Studio Channel Islands Art Center (SCIART) celebrated the opening of the new Blackboard Gallery earlier this month, finally bringing its gallery space and artists’ studios together for the first time. The museum-quality gallery, three times the size of the former space, will allow SCIART to exhibit more and larger works from regional artists, further solidifying its reputation as a cultural hub in the heart of Old Town Camarillo. “This might be the largest gallery space in the area,” says Executive Director Karin Geiger.

Measuring an impressive 3,000 square feet, the gallery features high ceilings, modern lighting and enough space to accommodate large installations and sizable works, while a series of movable walls (with built-in lights) let the gallery change up the format as needed. Arlene Mead, an artist-in-residence and chairwoman of the Standards Committee, is credited as the “visionary” who helped design the gallery’s professional look. The ceiling and top portion of the walls are covered with black fabric to make the space less expansive, and movable walls have been added. “They move about and break up the space,” she explains, “and also give us a fair amount of flexibility.” There’s also a stage, which “opens up the opportunity for music programs, readings, performances,” Geiger adds. A gift shop, stocked exclusively with items created by artist members, is also on site.

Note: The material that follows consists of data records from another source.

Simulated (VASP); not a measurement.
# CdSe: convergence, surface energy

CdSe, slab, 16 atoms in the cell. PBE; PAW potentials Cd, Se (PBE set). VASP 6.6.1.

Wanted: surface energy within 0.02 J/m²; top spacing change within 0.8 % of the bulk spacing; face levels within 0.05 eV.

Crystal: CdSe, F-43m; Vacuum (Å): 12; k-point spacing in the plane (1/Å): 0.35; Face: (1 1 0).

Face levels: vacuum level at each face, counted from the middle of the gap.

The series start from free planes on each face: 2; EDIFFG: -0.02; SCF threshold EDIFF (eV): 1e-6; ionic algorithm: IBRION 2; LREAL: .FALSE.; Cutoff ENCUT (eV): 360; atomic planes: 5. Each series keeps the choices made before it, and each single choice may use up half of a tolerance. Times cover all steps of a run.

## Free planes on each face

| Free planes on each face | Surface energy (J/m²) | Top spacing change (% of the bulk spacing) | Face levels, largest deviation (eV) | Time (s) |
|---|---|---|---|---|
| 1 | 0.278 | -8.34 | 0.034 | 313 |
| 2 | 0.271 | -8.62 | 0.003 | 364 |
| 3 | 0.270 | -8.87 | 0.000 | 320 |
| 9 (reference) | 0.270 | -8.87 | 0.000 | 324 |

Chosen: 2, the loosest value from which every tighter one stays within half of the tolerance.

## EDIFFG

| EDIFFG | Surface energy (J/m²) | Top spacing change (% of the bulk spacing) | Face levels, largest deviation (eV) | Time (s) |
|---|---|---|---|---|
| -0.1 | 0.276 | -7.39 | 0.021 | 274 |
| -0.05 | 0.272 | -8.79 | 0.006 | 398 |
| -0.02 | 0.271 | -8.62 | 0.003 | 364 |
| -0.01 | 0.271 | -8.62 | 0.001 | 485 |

The Blackboard Gallery takes over the auditorium of the former Pleasant Valley Elementary School (which closed in the early 2000s), where it joins SCIART’s studios and workshops. The center was originally housed at California State University, Channel Islands, to encourage the development of a fine arts program.

“SCIART was established in part to make sure that the university would have an art department,” explains Geiger.

With 25 studio spaces and prominent artists-in-residence such as founding member Gerd Koch, Roxie Ray and Pat Richards Dodds, SCIART became a magnet for artists throughout Southern California. Maggie Kildee, a sculptor who was among the core group of people who helped found the center in 1997, recalls that “We invited everyone we knew in the art community. Around 300 or 400 people came.”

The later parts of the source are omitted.